Internal load balancing for kubernetes services on Google Cloud

As discussed in my recent post on kubernetes ingress there is really only one way for traffic from outside your cluster to reach services running in it. You can read that article for more detail but the tl;dr is that all outside traffic gets into the cluster by way of a nodeport, which is a port opened on every host/node. Nodes are ephemeral things and clusters are designed to scale up and down, and because of this you will always need some sort of load balancer between clients and the nodeports. If you’re running on a cloud platform like GKE then the usual way to get there is to use a type LoadBalancer service or an ingress, either of which will build out a load balancer to handle the external traffic.

This isn’t always, or even most often what you want. Your case may vary but at Olark we deploy a lot more internal services than we do external ones. Up until recently the load balancers created by kubernetes on GKE were always externally visible, i.e. they were allocated a non-private IP that is reachable from outside the project. Maintaining firewall rules to sandbox lots of internal services is not a tradeoff we want to make, so for these use cases we created our services as type NodePort, and then provisioned an internal TCP load balancer for them using terraform.

Creating an external load balancer is still the default behavior, but fortunately there is now a way to annotate a LoadBalancer service so that Google Compute Engine will build out an internal load balancer with a private IP. When this feature was first released a couple of months ago it didn’t work right, and so we continued to wire this stuff up manually. It’s since been fixed and I was recently able to test it and confirm that it works, so now seems like a good time to take a quick look at what this can do for you. Here’s a sample service:

apiVersion: v1
kind: Service
metadata:
name: test
annotations:
cloud.google.com/load-balancer-type: "Internal"
labels:
app: test-app
spec:
type: LoadBalancer
ports:
- port: 80
targetPort: 8080
protocol: TCP
name: http
selector:
app: test-app

As you can see above the change is a simple one-liner annotation. Assuming we have some endpoints (pods) to handle this traffic, then when we create this service we will, after a minute or two, see an internal lb pointed at it:

$ kubectl get svc test
NAME TYPE CLUSTER-IP EXTERNAL-IP PORT(S) AGE
test LoadBalancer 10.3.250.65 10.130.15.192 80:31755/TCP 3m

The ‘EXTERNAL_IP’ in that column header means “outside the cluster,” and as you can see the allocated address is in the private address space of the project. Pretty cool. There are a couple of limitations to internal load balancers, however, that you should be aware of. They are regional devices and can’t handle traffic to/from vms in other regions. They are layer 4 and can’t handle http/s traffic at layer 7, meaning no virtual hosts, path-based routing, tls termination, etc. They can only handle a maximum of five ports. After that you’ll need to make another lb. That last one isn’t much of a restriction since as far as I know kubernetes will drive GCE to create a new internal lb for each service port anyway. That’s something I’ll try to test and report back on later.

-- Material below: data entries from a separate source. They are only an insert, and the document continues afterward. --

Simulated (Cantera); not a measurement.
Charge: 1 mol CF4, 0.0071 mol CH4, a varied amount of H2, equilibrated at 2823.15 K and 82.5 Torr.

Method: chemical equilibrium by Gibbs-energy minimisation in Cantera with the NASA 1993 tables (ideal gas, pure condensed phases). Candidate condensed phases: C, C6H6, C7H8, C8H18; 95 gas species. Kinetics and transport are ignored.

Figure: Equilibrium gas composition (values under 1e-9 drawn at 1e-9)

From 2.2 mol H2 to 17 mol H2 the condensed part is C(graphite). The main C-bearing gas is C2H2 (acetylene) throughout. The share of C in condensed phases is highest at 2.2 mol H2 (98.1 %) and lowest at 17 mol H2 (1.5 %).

In any case, this is nice feature to have and will make it easier for us to spec and build out the networking stack for our kubernetes services from within our helm chart repositories, rather than having to maintain a separate terraform configuration that relies on the manual discovery of backend instance groups in order to properly configure an internal load balancer. As always when it comes to configurations less is more.